Skip to content
Home » How to Avoid the Organisational Big Ball of Mud

How to Avoid the Organisational Big Ball of Mud

You’ve started working on a new project. Your job is to lead your team through the challenges that you find. You must improve the reliability, speed and quality of software delivery.

The project comes with a lot of pressure to deliver a system on a quick turnaround to interface and work with a client’s system. The client is powerful and highly valued.

Your development team is mainly external, and while the devs are not the most experienced, they are diligent and competent. While the system is reasonably mature, the development teams struggle to keep up with the demand for new features. The new features are being specified in an ad-hoc manner based on input from the partner – and the devs you’re working with don’t have enough business understanding and experience to confidently design the system in such a way that can adequately anticipate or push back on changes.

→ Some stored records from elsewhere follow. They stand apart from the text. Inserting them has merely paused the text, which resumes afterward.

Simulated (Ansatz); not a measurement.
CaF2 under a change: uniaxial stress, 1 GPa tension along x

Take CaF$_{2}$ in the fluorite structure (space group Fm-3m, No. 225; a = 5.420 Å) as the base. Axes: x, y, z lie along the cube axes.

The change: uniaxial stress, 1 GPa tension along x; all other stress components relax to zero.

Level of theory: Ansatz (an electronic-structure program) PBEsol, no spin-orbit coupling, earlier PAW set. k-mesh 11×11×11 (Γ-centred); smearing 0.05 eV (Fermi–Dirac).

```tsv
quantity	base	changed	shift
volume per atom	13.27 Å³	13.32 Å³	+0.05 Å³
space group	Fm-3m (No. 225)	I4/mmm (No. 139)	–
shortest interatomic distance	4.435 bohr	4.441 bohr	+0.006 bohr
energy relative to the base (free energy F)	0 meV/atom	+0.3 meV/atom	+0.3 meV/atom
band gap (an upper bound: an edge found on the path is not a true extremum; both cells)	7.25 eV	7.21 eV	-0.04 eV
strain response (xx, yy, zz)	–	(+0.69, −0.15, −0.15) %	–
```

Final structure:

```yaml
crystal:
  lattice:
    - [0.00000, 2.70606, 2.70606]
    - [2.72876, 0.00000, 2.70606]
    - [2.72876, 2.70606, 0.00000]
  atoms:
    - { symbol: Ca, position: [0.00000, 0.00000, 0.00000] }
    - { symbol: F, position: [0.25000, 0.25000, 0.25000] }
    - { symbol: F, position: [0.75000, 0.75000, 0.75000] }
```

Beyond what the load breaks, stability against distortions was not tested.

Additionally, there seems to be little attention being paid to any form of formal or informal software development lifecycle. Requirements are often simply specifications and too detailed at that.

Functional testing appears to be mainly manual and breaking changes often occur because of inadequate testing during the rush to roll out new features. Code coverage is low. Toil is high.

How would you approach this project? What would be the first thing you change to make an impact?

One approach you can take is to build up a list of things to do that you believe will start to address these challenges:

  1. Firstly, make it clear to the Business Analysts that their job is to capture requirements and not write detailed specifications. This could be hard for them because perhaps they are not very used to working with the systems. They must lift their heads to see the bigger picture and then hand this knowledge to the developers through well-written stories.
  2. Ensure that the developers understand the stories that they are implementing from a business perspective and that they need to think along with refinement and design. Furthermore, ensure that they test features adequately from the functional viewpoint and not just see them as technical components. Functional fit is paramount; they must feel the pain of manual testing and get it automated.
  3. Ensure that everyone agrees on how to work in the team and who is in charge of what parts of the process. If, for example, you’re working in a team with many “POs” and multiple Developers, the responsibility for writing and signing off stories is unclear. It’s not clear if they are doing Scrum or Kanban. It’s unclear who is in the lead when something goes wrong with a feature, a deployment etc.
  4. Encourage everyone to take an interest in the architecture of the component that you work on. If you feel like a component team, then perhaps that in itself is a potential smell. Can you adequately express business needs (and use cases) through your current architecture?
  5. Encourage a blame-free culture. Encourage trust. Ensure that everyone takes responsibility for failure and success and that they are all there to help when there are inevitable challenges.
  6. Pick one SDLC methodology and try to stick to it. If you’re doing Scrum, then do Scrum but do Scrum your way. Just agree your way of working with everyone. Yes architecture is important, but a way of working – a Software Development Lifecycle – trumps architecture every time. Without a working method, even the best architecture can fall apart quickly.

In addition to addressing the challenges you have as a team, think about what you can do to improve your knowledge and posture within the organisation to gain authority.

Such as:

  1. Learn the architecture and data flows.
  2. Lead by example by providing clear stories with requirements and ensuring that other POs understand why you are doing things a certain way.
  3. Encourage freedom of expression and courage in owning and defending decisions.
  4. Show trust in those around you.
  5. Challenge the behaviours of those not working in the project’s best interests.
  6. Help to improve quality through testing and automation.

What others behaviours would you define as being important to the success of a software project?